The Wealth Expectancy Report 2019 released by Standard Chartered Bank showed that India’s rich have a wealth expectancy of just USD 518,000 ( 3.67 crore). Wealth expectancy is the net worth that rich individuals are estimated to have at the age of 60. According to the report High Net Worth Individuals (HNWIs) have a wealth expectancy of USD 986,000 ( 7 crore) followed by USD 374,000 ( 2.65 crore) for the affluent and USD 195,000 ( 1.38 crore) for the emerging affluent. According to the bank, these figures are woefully short of funding retirement for the wealthy whose life expectancy at the age of 60 is 23. A net worth of USD 518,000 will give monthly consumable wealth of just USD 1,332 ( 94,485) according to the report far short of their current income of USD 4,969 and desired income of USD 4,449 per month. The consumable wealth is simply the running down of assets over time, given a life expectancy. The predicted wealth levels will fund their desired retirement lifestyle for just 5-9 years for the different sub-groups.

“India remains one of the most buoyant economies in the world, with a growing class of wealthy citizens to match. Yet Indian wealth creators have relatively small wealth expectancy, including a low level of statutory pensions, resulting in a large wealth expectancy gap: only 32 per cent will achieve more than half of their aspirations, and 68 per cent will be less than halfway there," said the report. The top goal of India’s wealth creators was children’s education, followed by setting up or funding their own business and buying an investment property.

The bank interviewed 1,000 wealth creators in the 10 markets covered in the study and used the financial information and used the financial information they provided to calculate their wealth expectancy. Wealth expectancy was calculated by taking the total net wealth at age 60, including financial assets and property assets, less any liabilities such as mortgages and child-raising expenses. Total wealth expectancy does not include any available state pension or other benefit provisions.

The report also found that 77 per cent of Indian wealth creators believe money is essential to happiness, more than in any other market in the study. In fact, wealth is considered so important that many Indian wealth creators are anxious about their financial future: 64 per cent of the affluent group said they worry so much about money that it affects their health, and 62 per cent of the emerging affluent felt so overwhelmed by financial planning they fail to put a plan in place at all. The emerging affluent are also the least likely group in India to seek professional investment advice, said the report.

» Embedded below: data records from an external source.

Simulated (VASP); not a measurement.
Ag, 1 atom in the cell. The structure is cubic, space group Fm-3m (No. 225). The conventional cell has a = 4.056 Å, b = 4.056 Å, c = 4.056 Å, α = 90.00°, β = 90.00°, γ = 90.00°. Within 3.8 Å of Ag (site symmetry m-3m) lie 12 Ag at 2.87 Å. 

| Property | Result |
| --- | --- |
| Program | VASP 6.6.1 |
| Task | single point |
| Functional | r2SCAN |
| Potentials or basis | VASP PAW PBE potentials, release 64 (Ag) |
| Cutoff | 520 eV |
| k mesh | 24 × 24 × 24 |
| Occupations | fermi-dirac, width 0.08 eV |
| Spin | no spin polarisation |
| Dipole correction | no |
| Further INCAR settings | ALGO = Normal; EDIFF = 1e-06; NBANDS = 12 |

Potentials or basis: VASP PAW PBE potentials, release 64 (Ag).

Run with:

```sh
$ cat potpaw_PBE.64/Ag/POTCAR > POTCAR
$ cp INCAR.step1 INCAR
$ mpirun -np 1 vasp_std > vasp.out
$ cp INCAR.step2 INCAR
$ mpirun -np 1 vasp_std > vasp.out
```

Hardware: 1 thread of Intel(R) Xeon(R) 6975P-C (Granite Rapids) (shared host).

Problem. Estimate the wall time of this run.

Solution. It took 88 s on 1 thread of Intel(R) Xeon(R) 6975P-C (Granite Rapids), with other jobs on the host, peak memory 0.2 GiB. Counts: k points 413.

“In our clients, we see that people are not even thinking about retirement. They are mostly saving for short term goals. Whatever retirement saving is there is mostly through mandatory deductions like EPF," said Vinit Iyer, a Pune-based independent financial advisor. The report’s findings highlight the importance of a stronger push towards retirement savings in India’s financial system. They also highlight the risk of decreasing the percentage of mandatory contributions to instruments like EPF.